We will publish the reading plan for the week in the bulletin. And the sermon each week will come from something in that week’s readings. So next week I will cover one of the Scriptures from week One.

In addition, we’ve set up a Facebook page for our church members that will provide links to a daily blog post, an opportunity for you guys to ask questions of our staff and Sunday school leadership, and will link to helpful articles and other resources to help you stick with this commitment. Also, each Monday we will publish a list of discussion questions for the week. You can use these as your Sunday school lesson, or in a small group, or just in your own quiet time.

And since today is January 1, you can go home and begin the reading plan now and you won’t be behind!

So, why are we doing this? Let me give you an illustration that might help you make sense of it:

If you've ever been to Paris you might have gone through the Louvre. It's the largest museum in the world. There are three hundred and eighty thousand pieces of art in the Louvre, and at any given time you can only see a less than ten percent of what's there.

There are only (only!) about 35,000 pieces that are able to be displayed at any given time.

One person has said that if you spent 30 seconds on every piece of art that is on display in the Louvre, it would take you 100 days 24 hours 7 days a week just to see every piece that's on display for 30 seconds each.

Some people look at scripture kind of like the pieces in the Louvre. They know the stories, and they know they're all great stories. They know they're all masterpieces. But they don't really see how they all fit together. When you go to the Louvre you might be in the Renaissance room, or you might be in the Egypt room or you might be in the Greek Room and you don't really see how all of the pieces fit together because honestly they don’t. While they're all works of art, they were done by different artists, over different periods of time, with different styles, and they are telling different stories.

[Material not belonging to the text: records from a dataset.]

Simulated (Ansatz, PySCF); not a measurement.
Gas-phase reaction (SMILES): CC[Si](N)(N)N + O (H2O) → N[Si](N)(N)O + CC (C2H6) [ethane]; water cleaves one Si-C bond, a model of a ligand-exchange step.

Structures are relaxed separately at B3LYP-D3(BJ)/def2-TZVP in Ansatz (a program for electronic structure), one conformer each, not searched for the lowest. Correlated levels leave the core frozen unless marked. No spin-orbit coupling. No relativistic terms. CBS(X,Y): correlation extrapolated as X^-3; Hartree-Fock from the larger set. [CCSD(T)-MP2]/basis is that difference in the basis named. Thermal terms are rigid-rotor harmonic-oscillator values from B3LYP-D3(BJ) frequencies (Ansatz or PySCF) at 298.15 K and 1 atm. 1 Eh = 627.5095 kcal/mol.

On the other hand, some of you have been to Italy. That one's on my bucket list too. In Italy there is a chapel called the Sistine Chapel, and from 1508 to 15 12 one artist named Michelangelo painted the ceiling of the Sistine Chapel.

When you look at the ceiling of the Sistine Chapel, in the very center you see the Creation of Adam. But if you look just below that, you see what God created on on the sixth day. And if you look just above that you see the creation of Eve. In fact if you study the pictures on the roof of the Sistine Chapel, you'll see how every picture is all telling the same story. It's all painted by one artist, with one brush, telling one story.

What I hope will happen as we go through this next year is that all of you will come to understand is that the Bible is one story. It's not like the Louvre, with a lot of different pictures by a lot of different artists that don't all tell the same story . It's one picture by one artist telling one story. And that one story is about how God desires a relationship with human beings.

It's about how we who have fallen, who are far from God, who were born in sin, can find our way back to God. And most importantly, the Bible is about Jesus. Our Baptist Faith and Message says that “All Scripture is a testimony to Christ, who is Himself the focus of divine revelation.” So even when we are in the Old Testament, as we will be for the first nine months of the year, we are still going to find the character of Christ and the revelation of Christ and the anticipation of Christ in every single page.